THE very day the Ballymurphy massacre victims are confirmed to be entirely innocent civilians shot dead in cold blood by the British Army, the Prime Minister has stressed he still intends to bring forward amnesty plans for soldiers who killed during the Troubles.

His pledge to “end the cycle of investigations” will leave a bitter taste in the mouth, given the five decades that families of the Ballymurphy victims have had to fight to see their names cleared.

Boris Johnson’s insinuation that the Tories are pursuing some even-handed reconciliation process is disingenuous.
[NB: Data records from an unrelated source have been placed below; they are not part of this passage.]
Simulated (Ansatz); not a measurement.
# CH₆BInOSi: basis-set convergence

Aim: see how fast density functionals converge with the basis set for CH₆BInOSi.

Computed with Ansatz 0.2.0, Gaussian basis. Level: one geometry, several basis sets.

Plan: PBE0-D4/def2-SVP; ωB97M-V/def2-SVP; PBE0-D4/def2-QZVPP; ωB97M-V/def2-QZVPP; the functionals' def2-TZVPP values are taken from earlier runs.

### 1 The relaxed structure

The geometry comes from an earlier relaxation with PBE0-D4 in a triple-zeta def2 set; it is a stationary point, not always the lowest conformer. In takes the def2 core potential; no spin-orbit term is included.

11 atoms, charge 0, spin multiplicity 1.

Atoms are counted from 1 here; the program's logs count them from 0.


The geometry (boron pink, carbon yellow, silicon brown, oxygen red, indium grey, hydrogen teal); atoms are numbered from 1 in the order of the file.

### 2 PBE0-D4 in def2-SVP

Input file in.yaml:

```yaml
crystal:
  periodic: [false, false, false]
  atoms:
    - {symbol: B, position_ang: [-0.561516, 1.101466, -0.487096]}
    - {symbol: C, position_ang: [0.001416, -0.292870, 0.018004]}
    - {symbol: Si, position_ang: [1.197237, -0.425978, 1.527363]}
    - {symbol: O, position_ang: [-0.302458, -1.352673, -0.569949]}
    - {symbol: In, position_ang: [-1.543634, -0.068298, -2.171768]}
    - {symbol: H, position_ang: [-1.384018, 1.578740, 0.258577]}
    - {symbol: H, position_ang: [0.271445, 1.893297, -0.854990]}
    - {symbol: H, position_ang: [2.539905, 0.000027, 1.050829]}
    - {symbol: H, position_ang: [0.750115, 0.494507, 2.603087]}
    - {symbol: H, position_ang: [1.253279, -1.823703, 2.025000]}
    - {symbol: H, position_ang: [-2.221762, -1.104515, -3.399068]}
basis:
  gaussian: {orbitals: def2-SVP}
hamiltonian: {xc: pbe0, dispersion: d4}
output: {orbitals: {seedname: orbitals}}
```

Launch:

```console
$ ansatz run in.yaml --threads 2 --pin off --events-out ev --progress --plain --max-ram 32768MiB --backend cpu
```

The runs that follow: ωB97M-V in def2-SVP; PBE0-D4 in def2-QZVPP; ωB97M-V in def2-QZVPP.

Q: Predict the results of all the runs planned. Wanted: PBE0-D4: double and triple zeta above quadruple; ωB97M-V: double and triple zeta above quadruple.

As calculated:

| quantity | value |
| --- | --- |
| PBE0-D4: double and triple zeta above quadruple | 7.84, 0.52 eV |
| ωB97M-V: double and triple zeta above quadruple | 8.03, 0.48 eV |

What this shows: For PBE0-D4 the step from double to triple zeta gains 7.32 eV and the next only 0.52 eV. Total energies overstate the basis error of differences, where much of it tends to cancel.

As Maura McGee — one of the daughters of Joan Connolly, a mother-of-eight gunned down by members of the Parachute Regiment in 1971 — puts it: “I don’t agree with an amnesty for anybody.

“If the evidence shows there was foul play, whether you were wearing a uniform or a paramilitary uniform or you were wearing a T-shirt and jeans — if you killed someone, you should answer for it.”

Yet the government’s determination to ensure its soldiers can get away with what Northern Ireland’s Deputy First Minister Michelle O’Neill rightly terms “British state murder” is not aimed at turning the page on a historical conflict.

It is of a piece with legislation it is already pursuing to stop British troops being prosecuted for war crimes.

It involves ripping up agreements with the Irish government. But concern for international law is not likely to bother a Tory administration that pushed ahead in today’s Queen’s Speech with its war on refugees despite calls for an urgent rethink from the UN refugee agency.

The government’s contemptuous attitude to the rights of refugees and war-crimes victims applies more widely.

Most Labour and trade-union criticism of the Queen’s Speech has focused on what it did not include. 

Despite promises, the Conservatives have not announced any action on employment rights. No details on the long mooted social-care overhaul were available either. Even suggestions of leasehold reform have been watered down to irrelevance.

But we should be equally alert to what is on the agenda. Buoyed by its rout of Labour at last week’s elections (in England, at least), the government is charging ahead with a raft of legislation that will make Britain a less democratic and more authoritarian country.

From the US Republicans it has lifted the wheeze of raising the bar to vote by requiring photo ID, a step that will suppress voter numbers and disproportionately affect ethnic minorities and the young: categories less likely to vote Conservative.

Limits on judicial review are presented as an effort to stop judges making inappropriate forays into politics. In effect they will simply make it harder to challenge the government when it breaks the law.

And the policing Bill that has prompted angry demonstrations across Britain since the spring gives the police the power to decide when, where and for how long — and at what volume — we are allowed to exercise our right to protest.

Like the proposed amnesty for soldiers who commit atrocities such as the Ballymurphy killings, this is about one thing: empowering the state and its agencies and reducing our power as citizens to hold them to account.

The authoritarian politics is combined with a willingness to invest in job-creating infrastructure schemes so long as these are delivered by the private sector and provide another avenue to enrich the government’s patrons and friends. 

Though this will not stop the race to the bottom on pay and conditions at work, the Tories are confident it will be enough to see off any challenge from an ideologically confused Labour Party that has no coherent alternative to offer.

It is an ambitious and far-reaching agenda from a ruling party that is aware of the collapse of confidence in the system in recent years, and determined to shut down challenges to it.

It requires an equally ambitious response from the left.